I’m not a hatchery expert lol but I wonder if there is still anyway around this. I agree with you that waiting is bad because of yolk absorbtion but I also agree that going ahead and sending them in very cold weather is also bad. I’m sure there is a valid solution it’s just hard to come up with one when you aren’t in the hatcheries position. But one thing I do agree is that hatcheries still hold responsibility in this particular situation and the fact that they are not/barely responding to emails is extremely unprofessional. If 10 out of 15 chicks died they should offer a refund at least
The obvious way around it: only sell locally.
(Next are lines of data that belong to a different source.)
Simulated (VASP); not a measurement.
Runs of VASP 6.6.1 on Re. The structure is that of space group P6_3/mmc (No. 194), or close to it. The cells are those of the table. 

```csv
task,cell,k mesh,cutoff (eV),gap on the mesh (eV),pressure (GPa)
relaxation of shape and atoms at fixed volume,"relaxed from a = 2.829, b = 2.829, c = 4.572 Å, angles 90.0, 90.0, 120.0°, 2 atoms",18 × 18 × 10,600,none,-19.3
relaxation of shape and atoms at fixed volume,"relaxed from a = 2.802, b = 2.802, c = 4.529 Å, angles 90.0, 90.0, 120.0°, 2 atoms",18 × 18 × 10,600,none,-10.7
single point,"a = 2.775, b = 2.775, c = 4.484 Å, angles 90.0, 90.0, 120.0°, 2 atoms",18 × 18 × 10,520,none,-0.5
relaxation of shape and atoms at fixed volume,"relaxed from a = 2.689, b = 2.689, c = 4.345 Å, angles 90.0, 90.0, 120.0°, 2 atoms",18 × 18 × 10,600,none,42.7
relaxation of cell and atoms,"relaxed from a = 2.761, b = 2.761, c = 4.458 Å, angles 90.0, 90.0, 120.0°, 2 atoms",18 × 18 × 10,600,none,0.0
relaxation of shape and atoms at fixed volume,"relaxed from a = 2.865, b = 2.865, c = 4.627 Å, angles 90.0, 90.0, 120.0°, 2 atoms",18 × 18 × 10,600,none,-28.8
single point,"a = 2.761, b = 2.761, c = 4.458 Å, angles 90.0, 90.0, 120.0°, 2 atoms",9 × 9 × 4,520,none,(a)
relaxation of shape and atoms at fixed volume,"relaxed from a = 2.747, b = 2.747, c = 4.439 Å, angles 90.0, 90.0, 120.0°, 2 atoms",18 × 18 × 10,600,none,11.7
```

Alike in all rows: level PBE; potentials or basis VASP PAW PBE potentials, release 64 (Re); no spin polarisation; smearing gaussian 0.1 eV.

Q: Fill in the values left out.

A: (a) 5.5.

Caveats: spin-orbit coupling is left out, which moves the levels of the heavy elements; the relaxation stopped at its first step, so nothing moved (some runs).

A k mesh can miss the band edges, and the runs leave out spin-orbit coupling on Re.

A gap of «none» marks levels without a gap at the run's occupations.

The hatchery could limit what months they sell chicks, or only ship to certain states in certain months. This would not completely avoid the problem, but could help. But the customers in other states might be just as upset if they can't order (and they will complain during a week when the weather really was acceptable.)

Some hatcheries do either or both of those. You don't hear much about those hatcheries, except from people who say "They wouldn't ship when I wanted, so I ordered from Hoovers instead" (or something similar.) So part of the problem really does lie with the person who placed the order: they could have ordered for a different month, or bought from a local hatchery, or ordered an incubator and fertile eggs. I do wish the hatcheries would make warnings a bit more obvious, telling people there could be problems if they order chicks shipped during certain months.

If the hatchery has already pre-sold the chicks, set the eggs, and hatched the chicks: the only reasonable options are to ship the chicks, or to cancel/reschedule the order and do something else with those chicks. The "something else" could be selling them locally or shipped to someone in an area with better weather, or it could be killing the chicks. There is a limit to how many chicks the hatchery can sell at the last minute to local people, or even to customers by mail who live in warmer climates, so there would probably still be a lot of dead chicks this way (but deliberately killed, rather than dying in a shipping box.)
 
Do people not ship eggs for your novelty breeds?
Eggs are more of a risk. They might not hatch at all or you might end up with all boys. Which, granted, not every shipped chick will survive either but still. At least you can order girls and have a pretty good chance of getting them. Also not everybody has the means or desire to hatch eggs. It’s a lot of time and effort to get right.
 
Do people not ship eggs for your novelty breeds?
Not that I've found except from unmoitored places like Ebay. Some breeders I've found refuse to ship cross country or refuse to ship eggs because of the low success rate of eggs but will ship chicks if they have extras (though they also said that wouldn't be very likely because of how they do their breeding for their lines), leaving adult birds as what they had avaliable to ship.